The first major Atlantic hurricane of 2018, Florence, may have been downgraded to a category 1 storm by the time it made landfall, yet its gale-force winds and torrential rains were powerful enough to devastate parts of the Carolinas; communities were flooded, residents were stranded and more than 40 lives were lost.
History would indicate that storm season might just getting started.
While many regard hurricanes as a summer phenomenon (Katrina, Harvey and the underrated Irene all made landfall in August), September and October storms can deal devastating blows when we least expect them (Sandy). Plus, if we learned anything from last winter, it’s that the end of hurricane season no longer means a break from the threat of major squalls. Thanks to rising sea levels and climate change, the next 100-year storm might just be around the corner.
For commercial real estate developers, property managers, and business owners with property or other assets near the ocean or in other areas prone to hurricanes, blizzards, tornadoes or even fires, this reality means that extreme weather preparation is a virtually endless cycle that cannot be ignored. So to those watching the forecast, we offer the following communications guidance:
Have a plan. If you have a Disaster Recovery and Crisis Communications Plan, make sure it is current and covers extreme storms. If you don’t have a plan, now is the time to create one. Questions this plan should address:
Drill, drill, drill. “Practicing” for a major storm should start now and be an annual activity at a minimum. Whether a full-on simulation or a table-top exercise, you don’t want an actual storm to be the first time you put your plan into action.
Table-top exercises and drills show you which parts of your plan work well and which ones need to be retooled. They also give your Crisis Response Team a chance to work together before a situation occurs.
When we do table-top exercises, we invite everyone who works on a property to participate, including engineers, elevator technicians, parking attendants and janitors. All of these people will be involved in readying the building for the storm, powering it down if necessary, recovering and returning to operations.

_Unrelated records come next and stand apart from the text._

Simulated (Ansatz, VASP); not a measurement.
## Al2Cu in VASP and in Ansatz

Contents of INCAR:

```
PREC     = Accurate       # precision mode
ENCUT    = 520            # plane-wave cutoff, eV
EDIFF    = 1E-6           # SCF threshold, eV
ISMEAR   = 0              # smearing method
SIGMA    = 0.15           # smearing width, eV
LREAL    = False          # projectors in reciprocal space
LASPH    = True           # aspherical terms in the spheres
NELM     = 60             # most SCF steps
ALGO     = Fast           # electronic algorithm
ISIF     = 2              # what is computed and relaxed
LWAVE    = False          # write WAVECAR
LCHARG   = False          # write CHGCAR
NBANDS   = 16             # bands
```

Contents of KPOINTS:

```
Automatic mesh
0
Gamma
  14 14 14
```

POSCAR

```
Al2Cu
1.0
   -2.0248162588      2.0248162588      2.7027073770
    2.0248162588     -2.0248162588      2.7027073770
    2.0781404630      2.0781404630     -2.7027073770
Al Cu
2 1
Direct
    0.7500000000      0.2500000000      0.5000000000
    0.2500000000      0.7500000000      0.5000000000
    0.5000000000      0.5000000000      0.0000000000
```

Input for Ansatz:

Be ready to communicate. Effectively managing a crisis is not just about the tactical response. Communication plays a significant role in getting the right information to the right people quickly so they can take appropriate action.
Start with the basics:
You want this information electronically, on your hand-held device and in hard copy – in the office and off-site. Going forward, it should be updated at least quarterly. If power is knocked out or shut down in advance, you will not be able to communicate with employees or tenants through work email.
Many owners and managers have learned this the hard way when they tried to communicate in the days after a major storm and either didn’t know how to reach people or had out of date contact information. It sounds like a little thing, but it makes a HUGE difference.
Communication early and often. Outreach to employees, vendors, tenants and other critical audiences starts as soon as you have reliable information that a storm is on its way. When you know a bad storm is coming, put your communications plan into action.
As soon as safely possible after the storm has passed, send a communication to tenants with whatever early information you can confirm about the level of damage to the building, its systems and surrounding area.
Early on, you will need to manage expectations. Tenants will be anxious for re-entry to check on their spaces and for re-occupancy.
Clear and frequent communication about the extent of damage, how you are managing clean-up and recovery, and external factors that may impact the speed of recovery, make all the difference. Tenants who are frustrated by lack of information can take to social media to air their grievances (again, more on that later).
Assume everything you write can end up in unintended hands, including in the media and on social media. So, take care with the information you give and commitments to deadlines you make.
Social media fans the flames. During last year’s winter storms, videos of flooded Boston streets were posted to Twitter long before they aired on TV. We all remember the Twitter video of a dumpster floating through the Seaport.
Astute companies or their PR partners were monitoring social channels and were able to get ahead of the message on flooding, either by posting updates to their own channels or contacting media outlets proactively. This is especially important for buildings under construction or going through leasing and sales. You don’t want prospective tenants questioning the safety or reliability of your building because they saw a picture of your flooded street on Facebook.
Tracking what is being said about your company/property, setting the record straight, and factoring that into your communications with tenants is a critical element of surviving the storm after the storm.
No comment is a comment. Media use what they find on social media channels in their reporting. Reporters also call building owners and managers for estimates on damages and time of recovery. Expect those calls and be ready for them.
You should also be prepared for (1) media to come on property and (2) how you will politely ask them to leave. That means you’ll want media procedures in place to ensure security, maintenance and other building staff know how to engage with media properly and not end up on the evening news saying, “no comment.”
In the same way you look to fortify your buildings and make them as storm-ready as possible, you should make communications a pillar of your Disaster Recovery Plan and response. Doing so will improve your ability to weather the storm, no matter what time of year it hits.